Walmart earnings included a warning for Best Buy investors

If Walmart’s second quarter sales trends in electronics are any indication, Best Buy could announce a dud of a quarter and outlook in a few short weeks.

In Walmart’s earnings release on Tuesday, the world’s largest retailer cited “softness” in electronics at its Walmart U.S. division. And at Sam’s Club U.S., sales fell by a high-single digit percentage in the tech, office, and entertainment category.

Walmart CFO John David Rainey struck a cautiously optimistic tone on the state of the U.S. consumer in an interview with Yahoo Finance but noted key behavior changes due to unrelenting inflation.

“I’d say that what we’re seeing is they are still relatively healthy,” Rainey said. “We’ve seen some changes in consumer behavior that I put in three categories. One is there’s a trade down in both quality and quantity. So instead of buying deli meats, we’re seeing things like canned tuna and chicken and even beans, as units were up over 25% in the quarter. They’re buying smaller pack sizes to save money.”

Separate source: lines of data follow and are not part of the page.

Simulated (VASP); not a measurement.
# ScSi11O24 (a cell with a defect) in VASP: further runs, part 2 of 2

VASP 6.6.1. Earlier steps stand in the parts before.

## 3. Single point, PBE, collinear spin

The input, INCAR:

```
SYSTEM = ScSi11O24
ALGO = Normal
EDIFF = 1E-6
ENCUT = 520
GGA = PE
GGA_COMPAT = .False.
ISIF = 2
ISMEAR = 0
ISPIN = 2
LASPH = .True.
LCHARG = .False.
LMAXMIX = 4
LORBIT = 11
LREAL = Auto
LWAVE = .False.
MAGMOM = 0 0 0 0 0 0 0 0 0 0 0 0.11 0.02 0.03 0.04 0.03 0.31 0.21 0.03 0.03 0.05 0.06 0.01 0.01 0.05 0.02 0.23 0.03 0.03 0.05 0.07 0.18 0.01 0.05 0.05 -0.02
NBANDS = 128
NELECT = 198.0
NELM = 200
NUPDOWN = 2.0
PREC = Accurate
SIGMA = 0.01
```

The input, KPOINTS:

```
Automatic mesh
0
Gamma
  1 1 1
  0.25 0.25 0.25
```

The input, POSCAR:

The savings grace for Best Buy is that the market knows the bad news is coming soon and perhaps already factored that into the stock price. Best Buy stock is down 15% year to date.

The electronics retailer slashed both its second-quarter and full-year financial forecasts in late July. Best Buy sees second quarter same-store sales dropping by 13%, and full year same-store sales are pegged to decline by 11%.

Best Buy also said that it would end the second quarter with inventory levels flat versus a year ago despite a sharp pullback in same-store sales. The unbalanced ratio of inventory to sales suggests Best Buy could experience stiff margin pressure well into year end as it marks down slow-moving inventory.

“Given data points around computing and TVs and the weight in the mix, we expect acute pressure in these categories with most of the box down,” JP Morgan analyst Chris Horvers stated in a note. “We estimate down low teens comps in 3Q with some sequential improvement in 4Q (-10%) with the entirety of the back half roughly flat on a dollar basis to 2H19 (or the backhalf of FY20 in Best Buy lingo).”

Nevertheless, despite the warning signs on demand in recent months, Best Buy shares were up 13% in August going into Tuesday.

So now Best Buy’s best bet may be to report something similar to Walmart for the second quarter: Not great but not dire.